It's rude, but I think to a degree it is acceptable, and probably expected. Friendly countries spy on each other all the time. For one thing, friendly countries might not remain friendly forever.




A great way to expedite that transition is to disrespect them, treating them like your enemy when they're still your ally.


You know what has millions of people and is entirely unlike an individual human being? A country.

The convenient narratives spun to explain international politics seem entirely lost on people and are being treated as literal relations of how countries behave rather then shorthand.

"China" doesn't act like a person. It doesn't have emotions, moods or opinions like a person does. When we talk about "China thinks this" or "China feels that" we are not describing the moods of a human being, we're not even describing necessarily the aggregate mood of it's government except in so far as we're using a shorthand because we want to talk about trends in policy making or the types of people being appointed as advisers/policy-makers on whichever issue we are actually talking about specifically.


Countries and the people who make them up also form alliances, hate betrayal, and hold grudges. If your country thinks it is acceptable to betray allies, you will soon have no allies. If you say one thing and do another and the gap is wide enough, eventually no other country will believe a word you say, even when you tell the truth.

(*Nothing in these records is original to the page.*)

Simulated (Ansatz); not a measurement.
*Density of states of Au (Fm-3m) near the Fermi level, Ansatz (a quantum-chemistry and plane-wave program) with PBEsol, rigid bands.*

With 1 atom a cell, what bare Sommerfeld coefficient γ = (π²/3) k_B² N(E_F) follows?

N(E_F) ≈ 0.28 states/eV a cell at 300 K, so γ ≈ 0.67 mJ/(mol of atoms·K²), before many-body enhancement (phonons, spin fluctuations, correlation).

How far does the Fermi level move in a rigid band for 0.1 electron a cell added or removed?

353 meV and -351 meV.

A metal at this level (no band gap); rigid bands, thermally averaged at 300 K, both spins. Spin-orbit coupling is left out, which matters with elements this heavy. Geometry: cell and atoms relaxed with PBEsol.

Alliances between countries are not formed in a rational way just on a specific issue normally, but based on previous actions and previous issues, and old loyalties. To betray those loyalties just means no-one will feel any loyalty to you - that may work in the short-term if you are big enough but long-term it's a terrible strategy.

So in that sense countries are like people, though I agree in many senses they are not.


Alliances are not formed on a specific issue, which is also why they're not broken on intangible issues. This is theatre by Merkel because it plays well with her public. I don't imagine US diplomats are losing any sleep over this.


Well yes, which is why you try not to get caught.


That's true, but the easiest way not to get caught is to not do it at all.

Presumably spying on friends may be needed someday, but it brings the kind of diplomatic flamefest that should keep such spying restricted to Very Important Things and not just "we'll tap them because their numbers fell in our lap".


To a degree, maybe. But the uproar over these NSA revelations, which has already led to proposed changes to EU law that will have substantial impacts on US businesses, demonstrates that they've gone well past what is considered acceptable.


You know what? Every nation state has my blessing to do a blanket collection of digital communications the moment they don't call me a terrorist for encrypting my email, call the whole thing unwarranted or don't hand over my password.